What I Cooked Wednesday – Sausage Potato Hash

Today I am sharing an absolute favorite recipe in our house! I LOVE a good breakfast hash, and this was inspired by a hash I got in Denver at brunch during my cousin’s bachelorette party. I came home raving about it to my husband and figured, heck – I could make this!

Now, this particular hash I got had chorizo! You could have chosen bacon or sausage as well, but chorizo was speaking to me that morning.

We like to have ground sausage on hand, so that is what we used for this particular recipe!

Sausage Potato Hash

  • 1 lb sausage (we used the Bob Evans Original ground sausage) OR chorizo
  • 2 yukon or red potatoes
  • 4 sweet potatoes
  • 2 red bell peppers
  • 1/2 red onion
  • 1 yellow onion
  • MARINADE FOR VEGGIES
  • 4 tbsp of balsamic vinegar
  • 1/4 cup of olive oil
  • 1/2 tbsp of garlic salt
  • 1 tsp of garlic powder
  • 1 tsp of italian seasoning
  • 1/2 tsp salt
  • 1/4 tsp pepper

Preheat oven to 475 degrees

Chop all your veggies like so…

Evenly coat all your veggies with the marinade.

Roast in the oven for 30-40 minutes, stirring every 10 minutes

In a skillet, brown the sausage or chorizo on medium heat. Remove the meat from the skillet and set aside.

Turn the heat to medium high and add the veggies to your skillet. Press down with your spatula to flatten and press into skillet to brown on the first side for 5-6 minutes

Add your meat back to the skillet, mix until combined and spread evenly through your potatoes and peppers

Press down again and brown for another 5-6 minutes

NOTE: at this point you could chop up the whole hash to have smaller bits of yumminess, but I like the bigger cubes!
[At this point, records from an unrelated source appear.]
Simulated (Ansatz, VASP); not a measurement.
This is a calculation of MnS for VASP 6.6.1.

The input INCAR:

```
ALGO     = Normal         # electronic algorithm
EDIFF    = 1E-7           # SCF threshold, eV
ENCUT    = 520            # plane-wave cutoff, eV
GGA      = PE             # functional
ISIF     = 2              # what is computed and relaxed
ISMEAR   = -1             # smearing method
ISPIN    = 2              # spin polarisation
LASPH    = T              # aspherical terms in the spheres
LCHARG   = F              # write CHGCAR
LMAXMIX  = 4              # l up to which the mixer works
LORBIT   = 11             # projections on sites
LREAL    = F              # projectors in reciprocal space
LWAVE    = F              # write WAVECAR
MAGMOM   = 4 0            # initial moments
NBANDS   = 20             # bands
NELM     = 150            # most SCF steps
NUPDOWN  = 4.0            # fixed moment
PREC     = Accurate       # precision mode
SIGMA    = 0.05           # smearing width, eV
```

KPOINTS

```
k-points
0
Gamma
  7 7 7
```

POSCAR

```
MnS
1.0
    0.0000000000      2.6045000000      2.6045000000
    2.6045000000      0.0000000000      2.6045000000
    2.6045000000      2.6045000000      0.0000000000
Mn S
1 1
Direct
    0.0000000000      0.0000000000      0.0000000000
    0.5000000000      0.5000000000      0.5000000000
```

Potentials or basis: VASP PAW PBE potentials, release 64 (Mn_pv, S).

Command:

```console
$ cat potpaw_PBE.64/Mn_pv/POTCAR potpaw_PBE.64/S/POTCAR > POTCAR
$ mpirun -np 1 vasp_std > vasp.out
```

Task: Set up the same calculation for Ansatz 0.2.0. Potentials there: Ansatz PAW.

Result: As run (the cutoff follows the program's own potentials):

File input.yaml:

Remove from skillet, dish out and set aside while we wait for gloriousness…see next part below!

Overeasy Egg

This is the method I use to make my eggs in the skillet – it’s from Alton Brown on Food Network

Directions

  1. Crack the eggs: Crack 2 large eggs into a custard cup.
  2. TIP: Never crack eggs directly into a pan-always crack them into a cup or ramekin. It’s the only way to make sure they cook evenly, and you can pour them into the pan right where you want them.
  3. Heat the pan: Place an 8-inch nonstick skillet over low heat and add 1 tablespoon unsalted butter (don’t dare skimp). Brush the butter around the pan.
  4. Add the eggs: When the butter stops foaming, pour the eggs into the pan, then quickly lift the handle just enough for the eggs to pool slightly on the far side. This will prevent the thin albumin from running out all over the pan.
  5. Flip the eggs: After 10 to 15 seconds, smoothly lower the handle. Wait another 10 seconds, then lightly jiggle the pan just to make sure that nothing is sticking. Season with 1 pinch of kosher salt and 1 grind of black pepper and cook, still over low heat, for 1 to 11/2 minutes.
  6. Jiggle again and examine the whites for opaqueness; when they’re fully set but not hard, it’s time to flip. Here comes the hard part: Flip the eggs by pushing the pan away from you and snapping the far edge upward. As the eggs turn, try to bring the pan up to meet them.
  7. Return the pan to the heat and slowly count to 10. Re-flip the eggs to their original side. (This time it won’t be so difficult.) Slide onto a warmed plate and serve immediately with toast for wiping up all the goodness.
  8. TIP: Never flip the food up and bring the pan down. Try to meet the food with the pan as best as you can, thus preventing a hard-and potentially yolk-busting-landing

Top your hash with the overeasy egg – break the yolk, let it ooze and dive in!